2. Verify installation
After installation, verify Ollama is working:
ollama --version
For Windows, restart your terminal after installation.
3. Pull a model
Download a model (example with qwen2.5):
ollama pull qwen2.5:7b
This will download the model. Depending on your internet speed, this may take a few minutes.
Model installation
Quick start
For the best balance between quality and performance, we recommend:
ollama pull qwen3-vl:4b
Recommended model: qwen3-vl:4b
This is the recommended model because it:
- ✅ Requires only 4GB of RAM
- ✅ Includes vision capabilities (see images)
- ✅ Offers good speed and quality balance
- ✅ Works well on most hardware
- ✅ Fully open and free to use
Install other models
You can install additional models:
# Other popular models
ollama pull llama2:7b # Excellent all-purpose model
ollama pull mistral:7b # Fast and capable
ollama pull neural-chat:7b # Great for conversations
Hardware recommendations
Ollama works on various hardware. Here's what you need for different models:
| Model Size | RAM needed | Graphics Card | Performance |
|---|---|---|---|
| 3-4B | 4GB minimum | Not required | Fast (5-10 tokens/sec) |
| 7B | 8GB recommended | Optional (faster) | Good (2-5 tokens/sec) |
| 13B+ | 16GB+ recommended | GPU strongly recommended | Slower without GPU |
GPU acceleration: If you have an NVIDIA GPU, Ollama will automatically use it for faster inference.

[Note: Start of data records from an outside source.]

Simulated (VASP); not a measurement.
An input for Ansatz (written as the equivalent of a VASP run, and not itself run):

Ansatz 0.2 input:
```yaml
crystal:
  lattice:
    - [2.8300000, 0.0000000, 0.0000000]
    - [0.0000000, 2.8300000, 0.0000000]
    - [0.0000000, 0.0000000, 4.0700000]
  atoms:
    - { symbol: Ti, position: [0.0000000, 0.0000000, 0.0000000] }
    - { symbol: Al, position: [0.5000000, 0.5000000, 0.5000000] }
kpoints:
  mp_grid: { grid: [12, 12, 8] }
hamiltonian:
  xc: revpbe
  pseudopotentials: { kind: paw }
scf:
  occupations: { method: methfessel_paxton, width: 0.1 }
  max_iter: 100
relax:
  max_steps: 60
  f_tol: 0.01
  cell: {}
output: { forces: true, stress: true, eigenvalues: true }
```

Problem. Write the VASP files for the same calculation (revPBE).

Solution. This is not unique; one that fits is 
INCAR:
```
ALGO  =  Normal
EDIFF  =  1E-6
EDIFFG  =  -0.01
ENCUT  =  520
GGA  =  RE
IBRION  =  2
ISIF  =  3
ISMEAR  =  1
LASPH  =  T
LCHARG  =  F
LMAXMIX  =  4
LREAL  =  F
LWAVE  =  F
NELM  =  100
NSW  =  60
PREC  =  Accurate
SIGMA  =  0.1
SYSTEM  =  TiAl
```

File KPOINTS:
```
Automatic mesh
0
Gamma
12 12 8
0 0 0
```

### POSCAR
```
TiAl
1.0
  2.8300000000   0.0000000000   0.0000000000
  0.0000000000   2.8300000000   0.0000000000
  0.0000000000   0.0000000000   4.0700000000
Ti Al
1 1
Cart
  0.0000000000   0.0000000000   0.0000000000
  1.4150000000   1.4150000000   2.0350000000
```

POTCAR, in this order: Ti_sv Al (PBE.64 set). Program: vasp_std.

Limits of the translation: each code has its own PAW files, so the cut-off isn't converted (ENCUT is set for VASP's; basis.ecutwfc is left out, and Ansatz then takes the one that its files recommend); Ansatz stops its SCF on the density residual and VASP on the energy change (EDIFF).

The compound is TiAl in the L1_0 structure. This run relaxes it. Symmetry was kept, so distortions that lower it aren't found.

Configuration in the desktop app
After installing Ollama and models:
- Open the AI-School Desktop application
- Go to Settings → Local Models
- Check that Ollama is detected
- Select your model from the dropdown
- You're ready to use local AI!
Available models
Popular models available via Ollama:
Vision models (can see images)
- qwen3-vl:4b (recommended) - Fast vision model
- llama2-vision:13b - More powerful vision model
- minicpm-v:latest - Compact vision model
Text models
- qwen2.5:7b - Excellent for all tasks
- llama2:7b - Classic, well-tested
- mistral:7b - Fast and efficient
- neural-chat:7b - Conversational focus
- openchat:7b - Good all-rounder
Specialized models
- codegemma:7b - For programming tasks
- sqlcoder:7b - SQL database queries
- dolphin-mixtral:8x7b - Powerful mixture model
Start with qwen3-vl:4b and explore other models based on your needs!